At Nig, Yoho has spud a horizontal well targeting the Upper Montney formation at c-29-A/94-H-4. This well will be the final well in the delineation phase of the Company’s Upper Montney program.
For fiscal 2014, Yoho is currently planning a total capital program of between $31.0 and $32.0 million weighted towards drilling of two unconventional plays at Kaybob and Nig. Yoho’s fiscal 2014 budget assumes an oil price of $85.00 per barrel at Edmonton and a posted gas price of $3.40 per gigajoule at AECO. Yoho estimates that overall production for fiscal 2014 will average approximately 2,750 to 2,800 boe per day (a 20% increase from fiscal 2013) with cash flow estimated between $18.0 and $19.0 million (a 35% increase from fiscal 2013). During fiscal 2014, the Company expects to continue to replace drier natural gas production with high-liquid natural gas production, primarily from the Duvernay formation at Kaybob, Alberta.
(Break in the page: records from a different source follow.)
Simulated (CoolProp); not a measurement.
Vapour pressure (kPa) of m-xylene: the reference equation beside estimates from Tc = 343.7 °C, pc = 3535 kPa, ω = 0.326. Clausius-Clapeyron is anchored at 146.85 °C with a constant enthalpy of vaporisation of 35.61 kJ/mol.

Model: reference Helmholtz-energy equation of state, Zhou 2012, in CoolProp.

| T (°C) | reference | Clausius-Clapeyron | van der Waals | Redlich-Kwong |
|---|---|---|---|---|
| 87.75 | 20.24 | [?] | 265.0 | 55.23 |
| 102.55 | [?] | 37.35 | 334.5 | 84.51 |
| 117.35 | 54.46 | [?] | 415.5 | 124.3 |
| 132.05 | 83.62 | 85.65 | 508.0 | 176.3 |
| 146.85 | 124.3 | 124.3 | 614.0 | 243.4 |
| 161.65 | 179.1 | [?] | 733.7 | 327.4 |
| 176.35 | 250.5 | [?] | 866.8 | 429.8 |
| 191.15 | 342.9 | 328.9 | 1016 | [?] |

Yoho Resources Inc. is a Calgary based junior oil and natural gas company with operations focusing in West Central Alberta and northeast British Columbia. The common shares of Yoho are listed on the TSX Venture Exchange under the symbol “YO”.
Neither TSX Venture Exchange nor its Regulation Services Provider (as that term is defined in the policies of the TSX Venture Exchange) accepts responsibility for the adequacy or accuracy of this release.